Getting repeatedly hot in the face. Getting repeatedly red in the face. There's this really cool article in the New Yorker on Marina Abramovic's upcoming show at MoMA. At one point Judith Thurman is talking about Abramovic's body of work and there's a sentence I really like: "She has screamed until she lost her voice, danced until she collapsed, and brushed her hair until her scalp bled." Morbid, I know, but I like the idea of, like, Marina Abramovic with a big list of "Things To Do," and she's crossing those things off. Like, exercises of exhaustion. I feel like I ought to be nearing the end of my own hopefully exhaustible tasks. Like: when am I gonna reach the end of this thing? When's the movie over? Ugh.
I've been bumming pretty hard lately, it's true. I was thinking to myself, 'I wonder if people who read this blog, like, people who are not already friends with me in real life, mind when I just write about my personal feelings?' But I didn't give this question too much thought because a) I am doubtful that anyone reads this and b) I don't intend to stop writing about my own personal feelings or whatever. I wish I felt better about certain things. I gotta get over some stuff. But admitting that you need to change is absolutely not the same thing as changing. Anyways, sorry if talking about feelings is awkward.

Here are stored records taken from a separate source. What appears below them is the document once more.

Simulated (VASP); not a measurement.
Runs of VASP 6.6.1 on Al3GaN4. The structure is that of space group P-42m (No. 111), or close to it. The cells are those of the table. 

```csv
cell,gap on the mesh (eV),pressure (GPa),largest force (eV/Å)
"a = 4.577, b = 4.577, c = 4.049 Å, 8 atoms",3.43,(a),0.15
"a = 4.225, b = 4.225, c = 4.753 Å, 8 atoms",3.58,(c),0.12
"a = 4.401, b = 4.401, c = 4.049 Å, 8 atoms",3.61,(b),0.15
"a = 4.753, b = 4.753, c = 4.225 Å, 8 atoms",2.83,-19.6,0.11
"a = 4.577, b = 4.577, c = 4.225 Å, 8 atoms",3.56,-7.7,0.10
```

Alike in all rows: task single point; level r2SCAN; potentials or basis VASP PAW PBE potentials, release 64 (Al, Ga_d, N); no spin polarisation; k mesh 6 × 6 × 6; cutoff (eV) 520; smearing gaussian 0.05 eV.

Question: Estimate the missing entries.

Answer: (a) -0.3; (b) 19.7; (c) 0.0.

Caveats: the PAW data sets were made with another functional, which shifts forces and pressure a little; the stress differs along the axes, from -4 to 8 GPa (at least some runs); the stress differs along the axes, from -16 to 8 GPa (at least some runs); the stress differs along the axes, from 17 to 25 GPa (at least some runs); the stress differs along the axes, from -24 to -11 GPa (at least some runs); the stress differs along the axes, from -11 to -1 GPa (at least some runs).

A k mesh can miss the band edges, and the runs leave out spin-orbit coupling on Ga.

Anyways I would like to talk about this weekend but really THE IMPORTANT THING ABOUT THIS WEEKEND IS THAT I SAW THIS REALLY AWESOME NEW BAND CALLED LITTLE VICTORY PLAY THEIR FIRST SHOW. Editor's Note: I'm totally biased cause I'm friends with them. But they were amazing. A veritable supergroup of Brooklyn's best queer punk bands (Winning Looks, Mkng Frndz, Love or Perish, Zan's DJ identity DJ As-If).
They played at QxBxRx on Saturday night and I watched their set from the side of the stage in my underpants. I was making sex eyes with this really cute boy all night, and I swear he was kinda looking at me too. Anyways during Little Victory's set this cute boy apparently was on a date and the date showed up and "accidentally" spilled whiskey onto my underpants while jostling betwixt his date and myself. That's okay because a) when it was our turn to go-go in-bwteen bands, I continued to make sex eyes with the boy, and b) I happen to like the smell of whiskey and so do lots of other people and maybe I can get someone who will want to suck the whiskey out of my underpants, maybe even yr boyfriend, fuckker.
But I'm getting ahead of myself. LITTLE VICTORY WAS SO GOOD! You can check out some more info on them here. They're playing a show on the 17th at Death by Audio and I think everyone ought to go. I was thinking about how, like, with all the cool attention that the Riot Grrrl movement of the early 1990s is getting (awesome!) that my experience with all of that art and writing has been removed by a few years. I never got to see Fagatron perform live, you know? I never saw the Lookers. But I did see Little Victory's first show. It felt... historical or something. Maybe they won't get signed to a major label. Maybe they'll even break up tomorrow night after having a fight, who knows. The point is, I felt really, really in the moment. And encouraged, and liberated, and empowered (it's ok to use that word) by their set. It was really fucking exciting and I am so glad it happened. Thank you, Little Victory.